Summary: 1. In defence of pre-contractual employment relationship and its relevance for labour law. 2. Profiling through data and information dyad. 3. Recruitment practices involving automated profiling of the candidates in the light of right not to be subject to a decision based merely on automated processing ex Article 22 GDPR. Cleaving power of the algorithmdriven hiring tools. 4. Algorithm cannot be lied to. Right to lie as a defence mechanism. Exception from culpa in contrahendo and its problematic application in automated profiling. 5. Final remarks.

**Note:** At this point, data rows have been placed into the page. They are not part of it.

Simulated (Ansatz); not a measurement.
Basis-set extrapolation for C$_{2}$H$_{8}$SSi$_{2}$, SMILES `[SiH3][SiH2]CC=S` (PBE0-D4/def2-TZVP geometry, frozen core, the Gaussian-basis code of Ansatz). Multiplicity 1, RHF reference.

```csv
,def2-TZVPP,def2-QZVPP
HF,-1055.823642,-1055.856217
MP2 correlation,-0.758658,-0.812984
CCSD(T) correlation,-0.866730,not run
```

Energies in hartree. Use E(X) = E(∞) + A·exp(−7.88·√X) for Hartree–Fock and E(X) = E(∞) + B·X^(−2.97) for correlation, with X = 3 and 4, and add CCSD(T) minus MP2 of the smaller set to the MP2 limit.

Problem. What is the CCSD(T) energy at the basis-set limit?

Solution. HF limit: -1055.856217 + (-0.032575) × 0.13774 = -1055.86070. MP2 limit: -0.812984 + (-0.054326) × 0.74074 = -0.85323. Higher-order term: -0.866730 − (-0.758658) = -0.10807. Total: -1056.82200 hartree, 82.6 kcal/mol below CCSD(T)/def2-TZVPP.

The essay deals with the pre-contractual phase of the employment relationship, the subject-matter largely neglected by labouristic doctrine which however deserves a more in-depth analysis in relation to new technologies. It starts with the acknowledgment of doctrinal indifference towards of this phase of the employment relationship and its roots; the Author then justifies the protective interventions of the legislator in the matter by so called theory of democratic deficit. The analysis provides some insight into the conceptual differences between the notions “data” and “information” depending on whether they are used in automated or human profiling, and underlines their improper use by the European legislator. Against this backdrop the inquiry addresses automatic profiling through the critical scrutiny of Article 22 GDPR. It concludes with the hypothesis of the right to lie as a lawful tool if used as a legitimate defence against banned investigations by the potential employer, and its failure when algorithms take over.
Pre-contractual employment relationship, data and information, automated profiling, right to explanation, right to lie.